Thursday 26 February 2009

Twittering on

Twitter is another one of those applications, like Facebook, that I am not in the least bit interested in using myself but which I find interesting in terms of others' use. So the release of another Pew Internet report, this time focusing on who engages with Twitter and how they engage with it, makes interesting reading. For those of us also interested in citizen journalism, the fact that Twitter is often the first source for breaking news is no surprise, given the number of people now constantly online wherever they go. So when the amazing story of the plane that landed in the Hudson river broke, one of the first to report the story was a Twitter user. And don't think this relates only to adults - even unborn babies are using Twitter...

Thursday 19 February 2009

Gaming for Good ™

KZero regularly produce useful charts that detail the growth of virtual worlds. They now have a chart that outlines the range of virtual worlds aimed at five- to ten-year-olds, available here. Not sure why a perennial favourite, Club Penguin, isn't listed. The chart indicates that Barbie Girls now has 17 million registered accounts, but that is eclipsed by Pearson Education's Poptropica at 40 million accounts (the games are good, apparently). With so many worlds flooding the market, it isn't easy for new ones to make a splash, but Elf Island has. This virtual world links the gaming to 'real-world' non-profit projects and attempts to inculcate the values of good citizenship. As the producers state on the site:

Through Mirrored Gaming, kids learn about non-profit projects and, by completing a GoodQuest, they help real people, animals and the earth.
- Planting a tree in our virtual world causes trees to be planted in the real world.
- Building a home in our virtual world causes real homes to be built in the real world.
- Helping sharks in our virtual world helps sharks in the real world.

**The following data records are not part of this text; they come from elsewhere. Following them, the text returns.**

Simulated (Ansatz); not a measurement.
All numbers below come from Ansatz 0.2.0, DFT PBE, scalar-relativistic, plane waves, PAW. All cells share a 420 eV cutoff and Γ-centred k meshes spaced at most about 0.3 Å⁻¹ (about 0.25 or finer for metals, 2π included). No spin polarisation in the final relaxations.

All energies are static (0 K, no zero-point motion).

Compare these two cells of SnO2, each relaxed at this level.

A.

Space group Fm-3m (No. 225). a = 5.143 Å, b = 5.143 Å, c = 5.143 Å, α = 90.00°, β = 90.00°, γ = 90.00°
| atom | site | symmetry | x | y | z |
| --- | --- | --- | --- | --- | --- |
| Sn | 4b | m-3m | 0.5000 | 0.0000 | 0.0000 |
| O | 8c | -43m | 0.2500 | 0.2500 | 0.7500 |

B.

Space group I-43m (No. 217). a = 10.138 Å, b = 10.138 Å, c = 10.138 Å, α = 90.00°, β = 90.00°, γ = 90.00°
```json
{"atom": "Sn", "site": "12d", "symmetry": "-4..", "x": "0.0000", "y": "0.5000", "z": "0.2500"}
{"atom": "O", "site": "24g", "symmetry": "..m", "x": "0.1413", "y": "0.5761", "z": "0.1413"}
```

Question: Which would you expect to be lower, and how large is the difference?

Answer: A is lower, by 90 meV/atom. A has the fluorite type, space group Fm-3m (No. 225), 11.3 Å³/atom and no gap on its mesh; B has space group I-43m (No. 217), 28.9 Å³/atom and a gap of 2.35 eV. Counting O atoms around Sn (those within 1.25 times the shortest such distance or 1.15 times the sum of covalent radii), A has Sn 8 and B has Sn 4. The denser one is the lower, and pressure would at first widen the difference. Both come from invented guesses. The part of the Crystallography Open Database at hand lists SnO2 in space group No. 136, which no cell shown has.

I like the concept of Mirrored Gaming™ , as it explained on the Elf Island Blog (practising good online and reflecting that good offline) - but wonder why the producers of the game felt the need to trademark the phrase - as they have also done with the phrase 'Gaming for Good ™? Let's hope they had good intentions for doing so.

Monday 16 February 2009

Media life histories

I have been reminiscing with students I have been teaching on an online 'Media, childhood and youth' module about my own media life history, as a means of starting the group off thinking about the role that media and new technologies played in their own childhood and youth. I was a little shocked when looking back on my own life how ancient some of the technologies I used were, such as my precious second-hand Grundig reel-to-reel recorder. I just hadn't thought about some of the technologies I used for years and I guess had lost sight of how ancient I am in relation to new technologies! So, good job that for oldies like me, old playthings keep getting reinvented for the digital age. The favourite 'Etch-a-Sketch' for example, can now be played on a TV screen. Fab! Now all I need is the reel-to-reel to be reincarnated in some form, maybe linked to the ipod, so that I can re-live my youth in the 21st century!

Friday 6 February 2009

iphone kids

I have posted before about the way in which iphones are very accessible to young children (for example, see the YouTube iphone baby posts here, growing by the week.) Now we hear of a nine-year-old Malaysian boy, Lim Ding Wen, who has written a drawing application for the phone that has been downloaded more than 4,000 times from Apple itunes in less than two weeks. To me, this reinforces the arguments of those who suggest that we should teach children programming skills in schools. Lim Ding Wen is obviously very talented, but all children could learn some basic programming that would help them to engage in creative game production. Shouldn't this be seen as a key 21st digital literacy skill?

Tuesday 3 February 2009

Good Childhoods?

This week has seen the launch of the 'The Good Childhood Inquiry' Report - yet another publication on childhood which mixes helpful and constructive messages with some plain scaremongering, not least about single-parent families. Research linked to single-parent families is not reviewed in relation to the other factors which might be at play in many single-parent families, such as poverty, and this leads to judgements about causation rather than correlation. Thank goodness for the NSPCC, whose Director of Services for Children and Young People, Wes Cuell, has sensible things to say about this "child-panic". If only all public bodies that have children's interests in mind were this sensible...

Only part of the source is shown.